Why the checkpoint size becomes smaller after i resave it

wadewang · January 14, 2022, 2:36pm

I trained a model, but i need to modify one of the model state dict, so i use following code to modify the value of specified step key:

def modify_model_state_dict():
    path = f"/media/wwd/2THardDisk/models/base.pt"
    checkpoint = torch.load(path)  # my checkpoint contains two parts:  'model_state' and "optimizer_state"
    new_state_dict = checkpoint['model_state'].copy()
    new_state_dict['step'] = torch.tensor([1], device='cuda:0')  # reset the step to 1
    new_path = path[:-3] + '_new.pt'
    torch.save({
                "model_state": new_state_dict,
                "optimizer_state": checkpoint["optimizer_state"],
            }, new_path)

modify_model_state_dict()

After i saved the modified model, i checked its size, found that its size is 526,147,901 Bytes while original model size is 526,153,469 Bytes, so i am curious why the model size becomes smaller, where does the 5568 Bytes go ？ Does this means some infomation is lost ？

ptrblck · January 16, 2022, 9:17pm

By default torch.save should compress the data, so I guess depending on the actually used algorithm changes in the data could result in different file sizes.
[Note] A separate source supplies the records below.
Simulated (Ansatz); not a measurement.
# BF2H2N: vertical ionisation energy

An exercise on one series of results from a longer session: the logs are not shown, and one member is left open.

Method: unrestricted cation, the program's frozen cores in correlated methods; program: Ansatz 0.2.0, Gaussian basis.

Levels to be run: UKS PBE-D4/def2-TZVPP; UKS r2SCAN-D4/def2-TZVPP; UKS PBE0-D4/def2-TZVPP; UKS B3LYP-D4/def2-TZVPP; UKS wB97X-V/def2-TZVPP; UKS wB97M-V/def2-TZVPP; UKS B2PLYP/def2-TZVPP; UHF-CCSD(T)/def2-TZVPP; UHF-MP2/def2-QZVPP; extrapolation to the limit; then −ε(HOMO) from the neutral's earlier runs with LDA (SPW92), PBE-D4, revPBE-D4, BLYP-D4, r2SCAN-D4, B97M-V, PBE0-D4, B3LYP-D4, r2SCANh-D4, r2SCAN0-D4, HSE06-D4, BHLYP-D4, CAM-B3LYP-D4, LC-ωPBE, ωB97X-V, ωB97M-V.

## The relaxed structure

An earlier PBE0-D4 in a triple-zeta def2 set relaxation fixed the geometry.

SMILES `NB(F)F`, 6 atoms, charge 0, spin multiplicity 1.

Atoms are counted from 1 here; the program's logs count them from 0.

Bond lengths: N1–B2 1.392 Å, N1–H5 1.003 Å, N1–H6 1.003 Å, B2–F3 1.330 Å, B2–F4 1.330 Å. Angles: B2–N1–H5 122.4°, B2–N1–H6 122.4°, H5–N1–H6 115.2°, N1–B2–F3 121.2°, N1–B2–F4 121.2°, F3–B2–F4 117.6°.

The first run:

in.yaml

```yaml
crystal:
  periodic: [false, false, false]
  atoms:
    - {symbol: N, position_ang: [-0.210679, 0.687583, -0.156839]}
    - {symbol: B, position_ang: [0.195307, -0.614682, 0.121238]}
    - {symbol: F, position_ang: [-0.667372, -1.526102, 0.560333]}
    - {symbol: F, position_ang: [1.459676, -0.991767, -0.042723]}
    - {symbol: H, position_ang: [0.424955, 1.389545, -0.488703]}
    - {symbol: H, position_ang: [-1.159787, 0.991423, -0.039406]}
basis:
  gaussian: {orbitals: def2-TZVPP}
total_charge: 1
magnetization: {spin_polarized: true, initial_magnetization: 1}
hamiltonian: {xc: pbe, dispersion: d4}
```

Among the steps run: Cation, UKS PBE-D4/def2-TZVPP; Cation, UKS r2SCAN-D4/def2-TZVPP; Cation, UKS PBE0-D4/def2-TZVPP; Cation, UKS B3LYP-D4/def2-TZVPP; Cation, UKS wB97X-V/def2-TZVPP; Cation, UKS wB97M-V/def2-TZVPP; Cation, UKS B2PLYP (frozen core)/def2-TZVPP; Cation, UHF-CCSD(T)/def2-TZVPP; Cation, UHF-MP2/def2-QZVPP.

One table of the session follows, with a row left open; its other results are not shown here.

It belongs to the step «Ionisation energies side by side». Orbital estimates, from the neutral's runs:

wadewang · January 21, 2022, 5:39am

I did not change the algorithm. Later, I used the modified model to inference, and it seemed to be normal. Recently, I continued training with this modified model, no error was reported, and I saw that the newly saved model size returned to the previous 526,153,469 Bytes. So it’s a mystery, although I don’t know what is the reason behind it, I guess it’s caused by the secondary compression, but I didn’t verify it, since I use it without problems, so I didn’t go into it.